Monday, 18 September 2017

'Portraits by Cezanne' at Musee D'Orsay, Paris

On my recent trip to Paris I saw the 'Portraits by Cezanne' exhibition at Musee D'Orsay which opens at the National Portrait Gallery in London in October. That gives me another opportunity to see this excellent exhibition.

The exhibition starts off, as you'd expect, with early portraits as Cezanne found his own style. There were a few portraits of his uncle differentiated by wearing different hats, something he seems to do with his own later self-portraits, wearing hats of various shapes and colours. The consistent thing is the bushy beard, both for his uncle and himself. He's not the poster-boy for the exhibition however, that's reserved for 'Boy in the Red Waistcoat' which works really well with the splash of vivid red to liven up the colour palette.

To illustrate Cezanne's 'hats maketh the man' approach, I particularly liked his 'Self-portrait with a White Hat' with Cezanne looking straight out at the viewer wearing a white hat of sorts - or is it a bandanna tied around his head? Hair and beard are well kept and under control unlike in the self-portrait I'm more familiar with in the National Gallery in London. That painting is on loan to this exhibition and it was nice to see it again. I think I prefer the self-portrait with the white hat though, showing the artist in his prime, gazing out at the viewer in three-quarter pose, a man assured of himself and in control of his art.

As well as painting his own portrait, Cezanne painted his wife endlessly. There are half a dozen portraits of Madame Cezanne in the exhibition, the poor, long-suffering wife. I could well imagine her saying, 'ok, just another few minutes but I really need to make the dinner...' as Cezanne started yet another portrait.

Another portrait I particularly liked was 'Gustave Geffroy' from around 1896, with the good Monsieur Geffroy sitting in front of his book-case with books scattered on his desk. I suspect he's copying favourite passages into his notebook to keep them with him. The first thing I noticed were the orange-spines books in the book-case and wondered if Penguin paid Cezanne a royalty for inventing its trademark colour. That took me into the painting and could examine it with different eyes.

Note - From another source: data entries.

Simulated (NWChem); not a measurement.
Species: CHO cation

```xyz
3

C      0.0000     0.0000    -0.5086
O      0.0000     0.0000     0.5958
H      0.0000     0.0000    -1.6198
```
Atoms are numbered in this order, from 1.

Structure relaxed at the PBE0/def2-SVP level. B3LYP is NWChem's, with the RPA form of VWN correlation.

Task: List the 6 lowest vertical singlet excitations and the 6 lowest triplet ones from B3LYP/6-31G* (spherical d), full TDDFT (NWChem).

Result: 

If you don't know the sitter or his/her history, then you need something to grab your attention to pull you into the painting, and those books did it for me. I assume the catalogue explains who he was and his relationship with Cezanne but, since the catalogue was in French then I have no idea. I look forward to reading about Gustave in the National Portrait Gallery catalogue.

Another portrait I loved was the one of Maggie Smith or, rather, 'Woman in Blue' to give the painting it's true title. As soon as I saw this one I thought of Maggie and still do. I can just see her sitting at a table waiting to be served a glass of sherry and sighing because of the wait. The slight downward glance and the angle of the hat, the plain blue jacket and dress against the colourful tablecloth all serve to give the painting a slight air of sadness, but I assume a momentary sadness. I'm sure she'll perk uo when the sherry is delivered.

It's a very simple portrait that cries out for a story to be draped around it and I hope the National Portrait Gallery version of the catalogue will do that. I want to know who she is and what was going on in her life at the time of the portrait.

One of the final portraits is another self-portrait by Monsieur Cezanne, this time as an old man whose beard has turned grey and he's gone all trendy by shaving it into a goatee beard. A large floppy beret tops off the portrait. The robust, beefy man of the earlier self-portraits has shrunk a bit with age but he's still using hats to cover his baldness. I looked at this portrait and thought old man and then wondered why he bothered to shave the sides of his beard? Was he still vain at that age? was it the fashion at the time? I don't know, but after all the earlier fully bearded portraits it did rather stand out for me.

I didn't realise that Cezanne was such a portraitist until this exhibition - I usually associate him in my head as a landscape artist because that's the genre I've mainly seen in his paintings. This exhibition shines a new light on him. That's always a good thing.

The exhibition opens at the National Portrait Gallery in London on 26 October and I'd certainly recommend it. I'll be going again to say 'bonjour' to Monsieur Cezanne.